I didn’t grow up rich. As a kid, all of my clothes were thrift store and hand-me-down chic. I thought only rich people bought their clothes new.
When I started middle school, my parents made sure I knew that the only way I would be able to go to college was if I made good grades and got a scholarship. (And a college education was the only way to have a solid career.) I wasn’t paid for my grades. I didn’t get an allowance. The only made money through babysitting and doing extra chores. (Ya know, beyond the ones I was required to do.)
I never expected my parents to take care of me after I turned 18. Sure, I expected them to help out if they needed it, like in emergencies. But I never assumed they would pay for my college education or my rent. Even when I was 15, that seemed childish to me. When you turn 18, you’re an adult. You should be able to take care of yourself or at least be working toward it. I thought everyone knew that.
So I did what I had to – I made good grades, I chose the college that offered me the most scholarships, and once I started college, I got a minimum wage work study job. (If you’ve never worked for $5.15 an hour, I’m sorry. You’ll never understand what it’s like.)
My parents paid for gas (so I’d come home) and some supplemental texts (most of my books were rentals), but my scholarships covered tuition and room & board. My summer jobs covered the rest, with a little help from my school year jobs.
I’m not trying to pretend I had it rough, that I worked my way up from poverty or something. I was lucky. I had the chance to get a good education. I had parents who taught me that working hard was its own reward. (Psychology dork moment: intrinsic motivators work better. The motivational effect of money is seriously limited. End dork moment.)
You can imagine, then, why it bothers me when I hear teens talking about college and how their parents will pay for it. Or when I hear parents agonizing over how to pay for their kids’ college educations. I want to march up to them and say, “That shouldn’t be your problem. Let them figure it out. How else will they grow up?”
Unfortunately, too many parents will go into debt to pay for their kids’ education, cover their rent, buy them a new car. They feel like it’s their duty. And then after college? The kids move back in. Shocking. They’ve never had to take care of themselves. Is there any wonder they find the real world so cold and unfriendly?
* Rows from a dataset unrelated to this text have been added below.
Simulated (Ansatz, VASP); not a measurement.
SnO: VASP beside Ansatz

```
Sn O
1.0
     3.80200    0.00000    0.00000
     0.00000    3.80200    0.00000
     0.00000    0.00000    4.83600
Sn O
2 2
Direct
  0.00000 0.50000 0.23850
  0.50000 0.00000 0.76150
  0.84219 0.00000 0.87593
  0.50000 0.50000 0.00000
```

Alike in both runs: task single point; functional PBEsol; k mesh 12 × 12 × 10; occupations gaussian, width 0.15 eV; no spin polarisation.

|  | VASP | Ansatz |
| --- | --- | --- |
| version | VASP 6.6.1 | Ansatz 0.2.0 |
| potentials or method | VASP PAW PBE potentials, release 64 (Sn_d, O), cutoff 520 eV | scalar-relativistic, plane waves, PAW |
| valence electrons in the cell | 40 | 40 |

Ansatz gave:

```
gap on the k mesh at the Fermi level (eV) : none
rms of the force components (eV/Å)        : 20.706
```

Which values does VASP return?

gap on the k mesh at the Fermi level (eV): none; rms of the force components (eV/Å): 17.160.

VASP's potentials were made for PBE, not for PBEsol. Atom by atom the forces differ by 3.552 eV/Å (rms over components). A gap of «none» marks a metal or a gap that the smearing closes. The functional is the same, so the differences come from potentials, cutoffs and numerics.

If you’re a parent, let me say this to you as a daughter: let your kids take care of themselves. I know it’s hard to watch them struggle on their own. But let them. Help them, advise them, but don’t feel like you have to support them financially. Your job, as a parent, is not to make sure they always have money. It’s to make sure they have the ability to take care of themselves. They’ll never learn that if you’re always around to bankroll their lives. And you’ll have created yet another entitled adult. We don’t need any more of those.
We all have to grow up sometime. It might as well start when we turn 18.